All libraries we introduced in the last chapter provide support for convolutional layers.
The notebook digit_classification_with_lenet5 illustrates the LeNet5 architecture using the most basic MNIST handwritten digit dataset,
Fast-forward to 2012, and we move on to the deeper and more modern AlexNet architecture. We will use the CIFAR10 dataset that uses 60,000 ImageNet samples, compressed to 32x32 pixel resolution (from the original 224x224), but still with three color channels. There are only 10 of the original 1,000 classes.
See the notebook image_classification_with_alexnet for implementation, including the use of data augmentation.
In practice, we often do not have enough data to train a CNN from scratch with random initialization. Transfer learning is a machine learning technique that repurposes a model trained on one set of data for another task. Naturally, it works if the learning from the first task carries over to the task of interest. If successful, it can lead to better performance and faster training that requires less labeled data than training a neural network from scratch on the target task.
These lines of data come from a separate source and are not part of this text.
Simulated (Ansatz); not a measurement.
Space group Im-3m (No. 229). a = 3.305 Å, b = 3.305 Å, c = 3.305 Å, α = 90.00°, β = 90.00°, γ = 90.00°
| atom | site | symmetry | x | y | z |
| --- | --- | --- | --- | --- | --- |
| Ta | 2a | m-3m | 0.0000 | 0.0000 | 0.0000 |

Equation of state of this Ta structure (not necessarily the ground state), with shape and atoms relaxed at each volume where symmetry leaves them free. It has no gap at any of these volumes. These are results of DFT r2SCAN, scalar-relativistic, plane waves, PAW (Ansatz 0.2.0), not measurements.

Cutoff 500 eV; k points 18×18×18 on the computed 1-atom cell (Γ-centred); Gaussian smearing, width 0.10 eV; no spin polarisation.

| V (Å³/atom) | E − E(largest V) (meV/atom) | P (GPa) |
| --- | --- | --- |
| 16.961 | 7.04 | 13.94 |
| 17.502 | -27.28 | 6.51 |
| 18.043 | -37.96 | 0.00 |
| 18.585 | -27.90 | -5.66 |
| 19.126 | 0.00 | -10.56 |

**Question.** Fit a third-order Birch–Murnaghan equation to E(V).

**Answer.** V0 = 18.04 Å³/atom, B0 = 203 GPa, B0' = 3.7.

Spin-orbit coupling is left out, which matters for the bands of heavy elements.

Tensorflow 2, for example, contains pre-trained models for several of the reference architectures discussed previously, namely VGG16 and its larger version VGG19, ResNet50, InceptionV3, and InceptionResNetV2, as well as MobileNet, DenseNet, NASNet, and MobileNetV2.
The transfer learning approach to CNN relies on pre-training on a very large dataset like ImageNet. The goal is that the convolutional filters extract a feature representation that generalizes to new images. In a second step, it leverages the result to either initialize and retrain a new CNN or as inputs to in a new network that tackles the task of interest.
CNN architectures typically use a sequence of convolutional layers to detect hierarchical patterns, adding one or more fully-connected layers to map the convolutional activations to the outcome classes or values. The output of the last convolutional layer that feeds into the fully-connected part is called bottleneck features. We can use the bottleneck features of a pre-trained network as inputs into a new fully-connected network, usually after applying a ReLU activation function.
In other words, we freeze the convolutional layers and replace the dense part of the network. An additional benefit is that we can then use inputs of different sizes because it is the dense layers that constrain the input size.
Alternatively, we can use the bottleneck features as inputs into a different machine learning algorithm. In the AlexNet architecture, e.g., the bottleneck layer computes a vector with 4096 entries for each 224 x 224 input image. We then use this vector as features for a new model.
Alternatively, we can go a step further and not only replace and retrain the classifier on top of the CNN using new data but to also fine-tune the weights of the pre-trained CNN. To achieve this, we continue training, either only for later layers while freezing the weights of some earlier layers. The motivation is to preserve presumably more generic patterns learned by lower layers, such as edge or color blob detectors while allowing later layers of the CNN to adapt to the details of a new task. ImageNet, e.g., contains a wide variety of dog breeds which may lead to feature representations specifically useful for differentiating between these classes.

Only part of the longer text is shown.